Despite what teachers unions tell you, collective bargaining is bad for kids and country.
Ask any teacher unionista – leader or camp follower – and they will tell you with great assuredness that when teachers are organized and collectively bargain, children are better educated. To bolster their argument, they say things like unions enable teachers to “advocate for children and schools without facing retaliation.” Or that unions give teachers a “voice in policy decisions and allow them to be advocates for higher education spending.”
So let’s examine the data. “The Long-run Effects of Teacher Collective Bargaining,” a study by Cornell researchers Michael Lovenheim and Alexander Willen, was presented at the annual American Economic Association meeting in Philadelphia earlier this month. (H/T Jason Bedrick.) Their carefully constructed analysis examined “labor market outcomes and educational attainment for 35-49 year olds” and found that teacher collective bargaining worsens the future labor market outcomes of students. In states that have collective bargaining laws for all 12 grade-school years, earnings are reduced “by $800 (or 2%) per year and decreases hours worked by 0.50 hours per week. The earnings estimate indicates that teacher collective bargaining reduces earnings by $199.6 billion in the US annually. We also find evidence of lower employment rates, which is driven by lower labor force participation, as well as reductions in the skill levels of the occupations into which workers sort.” (Emphasis added.) The study found that minorities are especially negatively affected by collective bargaining.
The results should not surprise anyone who is familiar with the highly unprofessional nature of collective bargaining. As the American Enterprise Institute’s Rick Hess and Martin West from the Brookings Institution point out, collective bargaining agreements (CBAs) “are vestiges of the industrial economic model that prevailed in the 1950s, when assembly-line workers and low-level managers were valued less for their knowledge or technical skills than for their longevity and willingness to serve loyally as a cog-in-a-top-down enterprise.”
“Willingness to serve loyally as a cog-in-a-top-down enterprise” is not what we want in our teachers, even if labor leaders claim that being in the union gives teachers “a voice.” (A voice?! Unless you toe the union party line, you may as well have had a laryngectomy.)

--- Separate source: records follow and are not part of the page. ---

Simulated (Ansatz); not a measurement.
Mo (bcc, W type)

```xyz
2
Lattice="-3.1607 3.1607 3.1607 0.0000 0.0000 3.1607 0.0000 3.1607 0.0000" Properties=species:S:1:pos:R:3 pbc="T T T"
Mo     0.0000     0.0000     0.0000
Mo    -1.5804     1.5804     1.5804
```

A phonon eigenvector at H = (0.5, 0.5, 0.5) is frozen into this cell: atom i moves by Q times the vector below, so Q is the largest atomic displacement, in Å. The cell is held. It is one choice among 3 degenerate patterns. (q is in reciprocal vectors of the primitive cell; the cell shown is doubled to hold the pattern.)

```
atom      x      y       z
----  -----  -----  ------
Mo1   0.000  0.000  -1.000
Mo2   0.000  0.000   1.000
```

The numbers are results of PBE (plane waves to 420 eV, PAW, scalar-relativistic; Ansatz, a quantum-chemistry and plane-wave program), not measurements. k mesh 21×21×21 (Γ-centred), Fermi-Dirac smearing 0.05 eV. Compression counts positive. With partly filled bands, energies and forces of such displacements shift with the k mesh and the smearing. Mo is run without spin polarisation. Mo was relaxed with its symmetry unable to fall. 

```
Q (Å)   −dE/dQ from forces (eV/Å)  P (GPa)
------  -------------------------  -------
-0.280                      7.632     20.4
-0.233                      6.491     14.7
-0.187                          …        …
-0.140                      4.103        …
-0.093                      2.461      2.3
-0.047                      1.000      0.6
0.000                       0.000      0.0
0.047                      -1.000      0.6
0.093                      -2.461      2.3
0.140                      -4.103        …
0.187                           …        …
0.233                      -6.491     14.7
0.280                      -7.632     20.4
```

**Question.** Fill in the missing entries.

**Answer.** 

The Lovenheim/Willen analysis is not the first to find damage done by collective bargaining. In 2007, Stanford professor Terry Moe reported that collective bargaining “appears to have a strongly negative impact in the larger districts, but it appears to have no effect in smaller districts (except possibly for African American students—which is important indeed if true).” Caroline Hoxby, Professor of Economics at Stanford University, made a three minute video in 2009 in which she explains in plain language how CBAs stifle any management flexibility in determining the best slot for a teacher at a given school, as well as denying them the opportunity to get rid of underperformers.
The Lovenheim/Willen study was one of several at the AEA gathering to address teachers unions. An analysis by University of Connecticut researchers found that in states with the strongest teacher unions (and most restrictive CBAs), school districts greatly increased education expenditures compared to states with weaker teacher unions.
Barbara Biasi, a postdoctoral fellow in Industrial Relations at Princeton University, also presented a paper in which she found that Wisconsin Governor Scott Walker’s Act 10, instituted in 2011, created a marketplace for teachers where public school districts compete for better employees. For instance, a district can pay more to recruit and retain “high-value added teachers – that is, those who most improve student learning. Districts can also cap salaries of low-performing teachers, which might encourage them to quit or leave for other districts.” Among Biasi’s findings is that there is a “34 percent increase in the quality of teachers moving from salary-schedule to individual-salary districts, and a 17 percent decrease in the quality of teachers exiting individual-salary districts.” Act 10 provided sweeping changes in collective bargaining, compensation, retirement, health insurance, and sick leave for public sector employees and has saved taxpayers over $5 billion to date.
Collective bargaining is wrong for teachers who want to be considered professionals, and harmful to students and taxpayers, but it is the cornerstone of teachers unions. Legislators and governors, who are responsible for creating and maintaining the defective system, need to recognize the evils of CBAs, step up to the plate and dismantle them. A close study of Wisconsin’s Act 10 would be a terrific place to begin.
Larry Sand, a former classroom teacher, is the president of the non-profit California Teachers Empowerment Network – a non-partisan, non-political group dedicated to providing teachers and the general public with reliable and balanced information about professional affiliations and positions on educational issues. The views presented here are strictly his own.